14.3 On termination of this Agreement for any reason:
14.3.1 all licences granted under this Agreement shall immediately terminate;
14.3.2 each party shall return and make no further use of any equipment, property, Documentation and other items (and all copies of them) belonging to the other party;
14.3.3 Cascade may destroy or otherwise dispose of any of the Customer Data in its possession unless Cascade receives, no later than ten days after the effective date of the termination of this Agreement, a written request for the delivery to the Customer of the then most recent back-up of the Customer Data. Cascade shall use reasonable commercial endeavours to deliver the back-up to the Customer within 30 days of its receipt of such a written request, provided that the Customer has, at that time, paid all fees and charges outstanding at and resulting from termination (whether or not due at the date of termination). The Customer shall pay all reasonable expenses incurred by Cascade in returning or disposing of Customer Data; and
14.3.4 any rights, remedies, obligations or liabilities of the parties that have accrued up to the date of termination, including the right to claim damages in respect of any breach of the agreement which existed at or before the date of termination shall not be affected or prejudiced.
15. Force Majeure
Cascade shall have no liability to the Customer under this Agreement if it is prevented from or delayed in performing its obligations under this Agreement, or from carrying on its business, by acts, events, omissions or accidents beyond its reasonable control, including, without limitation, strikes, lock-outs or other industrial disputes (whether involving the workforce of Cascade or any other party), failure of a utility service or transport or telecommunications network, act of God, war, riot, civil commotion, malicious damage, compliance with any law or governmental order, rule, regulation or direction, accident, breakdown of plant or machinery, fire, flood, storm or default of Cascades or sub-contractors, provided that the Customer is notified of such an event and its expected duration.
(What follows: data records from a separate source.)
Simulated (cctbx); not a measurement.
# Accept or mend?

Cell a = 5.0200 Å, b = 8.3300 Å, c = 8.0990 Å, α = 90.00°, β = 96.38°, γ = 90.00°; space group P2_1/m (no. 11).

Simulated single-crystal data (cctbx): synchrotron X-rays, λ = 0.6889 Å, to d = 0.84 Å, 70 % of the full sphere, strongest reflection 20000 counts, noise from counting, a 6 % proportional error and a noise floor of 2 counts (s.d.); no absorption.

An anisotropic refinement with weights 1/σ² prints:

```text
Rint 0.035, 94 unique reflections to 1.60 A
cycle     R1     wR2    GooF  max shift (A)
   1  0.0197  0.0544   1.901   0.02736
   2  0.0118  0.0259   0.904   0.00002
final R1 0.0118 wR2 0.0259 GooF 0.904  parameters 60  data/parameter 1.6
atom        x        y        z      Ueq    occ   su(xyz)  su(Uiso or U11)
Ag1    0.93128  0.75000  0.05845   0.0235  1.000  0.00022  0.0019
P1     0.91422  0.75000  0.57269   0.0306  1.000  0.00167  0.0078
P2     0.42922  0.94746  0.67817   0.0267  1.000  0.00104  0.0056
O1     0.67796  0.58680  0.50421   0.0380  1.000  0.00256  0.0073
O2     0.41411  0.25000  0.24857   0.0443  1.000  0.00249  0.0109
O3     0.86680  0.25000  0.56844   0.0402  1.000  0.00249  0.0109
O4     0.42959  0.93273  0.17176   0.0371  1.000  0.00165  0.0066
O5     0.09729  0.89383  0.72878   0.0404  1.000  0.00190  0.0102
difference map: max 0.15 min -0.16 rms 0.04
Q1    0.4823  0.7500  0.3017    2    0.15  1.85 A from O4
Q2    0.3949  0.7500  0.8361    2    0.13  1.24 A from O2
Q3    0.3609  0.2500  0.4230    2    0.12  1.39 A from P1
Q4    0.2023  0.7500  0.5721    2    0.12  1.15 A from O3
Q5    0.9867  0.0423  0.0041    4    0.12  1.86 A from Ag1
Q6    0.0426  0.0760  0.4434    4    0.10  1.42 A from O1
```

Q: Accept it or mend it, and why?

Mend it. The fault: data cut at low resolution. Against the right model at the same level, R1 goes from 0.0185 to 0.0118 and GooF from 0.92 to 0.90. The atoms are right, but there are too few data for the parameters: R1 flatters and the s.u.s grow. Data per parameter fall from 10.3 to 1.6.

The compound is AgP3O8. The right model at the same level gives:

No variation of this Agreement shall be effective unless it is in writing and signed by the parties (or their authorised representatives).
No failure or delay by a party to exercise any right or remedy provided under this Agreement or by law shall constitute a waiver of that or any other right or remedy, nor shall it prevent or restrict the further exercise of that or any other right or remedy. No single or partial exercise of such right or remedy shall prevent or restrict the further exercise of that or any other right or remedy.
18. Rights and Remedies
Except as expressly provided in this Agreement, the rights and remedies provided under this Agreement are in addition to, and not exclusive of, any rights or remedies provided by law.
19.1 If any provision (or part of a provision) of this Agreement is found by any court or administrative body of competent jurisdiction to be invalid, unenforceable or illegal, the other provisions shall remain in force.
19.2 If any invalid, unenforceable or illegal provision would be valid, enforceable or legal if some part of it were deleted, the provision shall apply with whatever modification is necessary to give effect to the commercial intention of the parties.
20. Entire Agreement
20.1 This Agreement, and any documents referred to in it, constitute the whole agreement between the parties and supersede any previous arrangement, understanding or agreement between them relating to the subject matter they cover.
20.2 Each of the parties acknowledges and agrees that in entering into this Agreement it does not rely on any undertaking, promise, assurance, statement, representation, warranty or understanding (whether in writing or not) of any person (whether party to this Agreement or not) relating to the subject matter of this Agreement, other than as expressly set out in this Agreement.
21.1 The Customer shall not, without the prior written consent of Cascade, assign, transfer, charge, sub-contract or deal in any other manner with all or any of its rights or obligations under this Agreement.
21.2 Cascade may at any time assign, transfer, charge, sub-contract or deal in any other manner with all or any of its rights or obligations under this Agreement.
22. No Partnership or Agency
Nothing in this Agreement is intended to or shall operate to create a partnership between the parties, or authorise either party to act as agent for the other, and neither party shall have the authority to act in the name or on behalf of or otherwise to bind the other in any way (including, but not limited to, the making of any representation or warranty, the assumption of any obligation or liability and the exercise of any right or power).
23. Third Party Rights
This Agreement does not confer any rights on any person or party (other than the parties to this Agreement and, where applicable, their successors and permitted assigns) pursuant to the Contracts (Rights of Third Parties) Act 1999.
24.1 Any notice required to be given under this Agreement shall be in writing and shall be delivered by hand or sent by pre-paid first-class post or recorded delivery post to the other party at its address set out in this Agreement, or such other address as may have been notified by that party for such purposes, or sent by email to the other party's valid email address as set out in this Agreement.
24.2 A notice delivered by hand shall be deemed to have been received when delivered (or if delivery is not in business hours, at 9 am on the first business day following delivery). A correctly addressed notice sent by pre-paid first-class post or recorded delivery post shall be deemed to have been received at the time at which it would have been delivered in the normal course of post. A notice sent by email shall be deemed to have been received at the time of delivery (as shown by the timed delivery receipt obtained by the sender).
25. Governing Law
This Agreement and any dispute or claim arising out of or in connection with it or its subject matter or formation (including non-contractual disputes or claims) shall be governed by and construed in accordance with the law of England.
Each party irrevocably agrees that the courts of England shall have exclusive jurisdiction to settle any dispute or claim arising out of or in connection with this Agreement or its subject matter or formation (including non-contractual disputes or claims).